In the field of computer vision, the development of robust models heavily relies on high-quality datasets. Therefore, there has been a consistent emphasis on establishing comprehensive datasets for drone detection. This overview provides an analysis of several existing and relatively complete drone datasets:

The Real World [53], Det-Fly [54], MIDGARD [55], USC-Drone [56], and DUT Anti-UAV [57]. These five datasets contain 56,821, 13,271, 8,775, 18,778, and 10,000 images respectively. The Real World dataset features a wide variety of drones and environments but has relatively low image resolution as all data are obtained from YouTube videos. Additionally, most of the data in this dataset are captured from horizontal and upward perspectives which limits its effectiveness for detecting drones from a downward view. The Det-Fly dataset addresses the limitation of single-view drone data by capturing drones from various perspectives including upward, downward and horizontal views. However it only includes one type of drone which limits its applicability to other drone types. Similarly to Det-Fly dataset, the MIDGARD dataset and USC-Drone dataset also contain only one type of drone with a rich set of environments but share the limitation of having a narrow range shooting perspective. In summary, while each these drone datasets have their own advantages and limitations, there is an urgent need for widely recognized drone dataset that overcomes these drawbacks to advance the development technology in detecting drones.

SECTION III.

Uestc Anti-Uav Benchmark

With the continuous advancement of deep learning technology, researchers are increasingly focusing on algorithmic innovations. However, the performance and effectiveness of algorithms heavily depend on high-quality datasets. Thus, constructing and optimizing datasets play a crucial role in advancing the application and research of deep learning technologies. The construction of drone datasets faces several challenges: (1) Unlike everyday objects, drones are not commonly encountered, making data collection more challenging. Obtaining high-quality drone data requires specialized drones of various shapes and specific filming locations, which increases the difficulty of acquiring drone data. (2) Drone detection has emerged as a distinct research field due to its unique challenges. Unlike other objects, drones exhibit significant scale variations. Effective detection requires data from various scales, necessitating the collection of drone data at different distances. (3) Drone detection can be categorized into ground-to-air and air-to-air detection, with each perspective introducing different levels of detection difficulty. Whether a dataset includes drones in various poses is a critical factor influencing drone detection performance. (4) The diversity of backgrounds is crucial for enhancing the generalization capability of drone detection. Thus, data needs to be collected in various environments to ensure robustness across different scenarios. To support the development of drone detection technology, we propose a new drone detection dataset named UESTC Anti-UAV. This dataset is divided into three subsets: the training set, validation set, and test set.

A. Dataset Splitting

Our UESTC Anti-UAV detection dataset is divided into three subsets: the training set, validation set, and test set. All images in the dataset are manually and precisely annotated. Detailed information about the images and objects is provided in Table 1. Specifically, the dataset contains a total of 10,099 images. Among these, the training set comprises 8,079 images, the validation set includes 1,009 images, and the test set consists of 1,011 images. Considering that each image may contain multiple objects, the dataset includes a total of 10,333 objects, with 8,264 objects in the training set,1029 objects in the validation set and 1040 objects in the test set.
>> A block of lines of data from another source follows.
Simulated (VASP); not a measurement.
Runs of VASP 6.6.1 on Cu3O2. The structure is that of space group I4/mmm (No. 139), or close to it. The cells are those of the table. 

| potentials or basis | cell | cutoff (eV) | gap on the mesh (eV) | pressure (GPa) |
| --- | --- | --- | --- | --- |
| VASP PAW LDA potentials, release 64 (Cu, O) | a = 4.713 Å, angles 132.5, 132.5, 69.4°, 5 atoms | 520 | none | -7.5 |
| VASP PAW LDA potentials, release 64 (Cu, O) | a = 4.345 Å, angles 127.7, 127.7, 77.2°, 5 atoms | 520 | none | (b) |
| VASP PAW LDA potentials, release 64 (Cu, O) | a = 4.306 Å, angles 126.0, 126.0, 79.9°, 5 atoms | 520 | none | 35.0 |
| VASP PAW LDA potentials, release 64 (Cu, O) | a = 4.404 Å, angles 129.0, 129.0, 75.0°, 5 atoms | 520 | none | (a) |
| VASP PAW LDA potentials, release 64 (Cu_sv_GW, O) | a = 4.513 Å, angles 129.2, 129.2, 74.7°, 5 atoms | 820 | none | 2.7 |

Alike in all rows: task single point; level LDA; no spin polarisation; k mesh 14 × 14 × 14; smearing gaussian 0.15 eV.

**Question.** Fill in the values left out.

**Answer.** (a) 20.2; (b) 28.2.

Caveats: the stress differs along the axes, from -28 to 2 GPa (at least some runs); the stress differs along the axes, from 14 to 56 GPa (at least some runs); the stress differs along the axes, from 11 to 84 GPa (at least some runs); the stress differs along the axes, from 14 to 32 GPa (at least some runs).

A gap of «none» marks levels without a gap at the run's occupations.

TABLE 1 Detailed Attributes of the UESTC Anti-UAV Dataset

B. Dataset Characteristics

Compared to general object detection datasets such as COCO [58], ILSVRC [59], and PASCAL VOC [60], the most distinctive feature of our proposed drone detection dataset is its relatively large proportion of small objects. Additionally, drones predominantly operate in outdoor environments, resulting in complex backgrounds within our dataset. This complexity increases the difficulty of detecting drones. The characteristics of our proposed dataset are analyzed from the following aspects.

1) Image Resolution

The dataset includes images of various resolutions. The largest image size in the detection dataset is $3840\times 2160$ pixels, and the smallest image size is $1280\times 668$ pixels. There is no substantial difference between these sizes. The variety in image resolutions enables the model to adapt to images of different dimensions and helps prevent overfitting.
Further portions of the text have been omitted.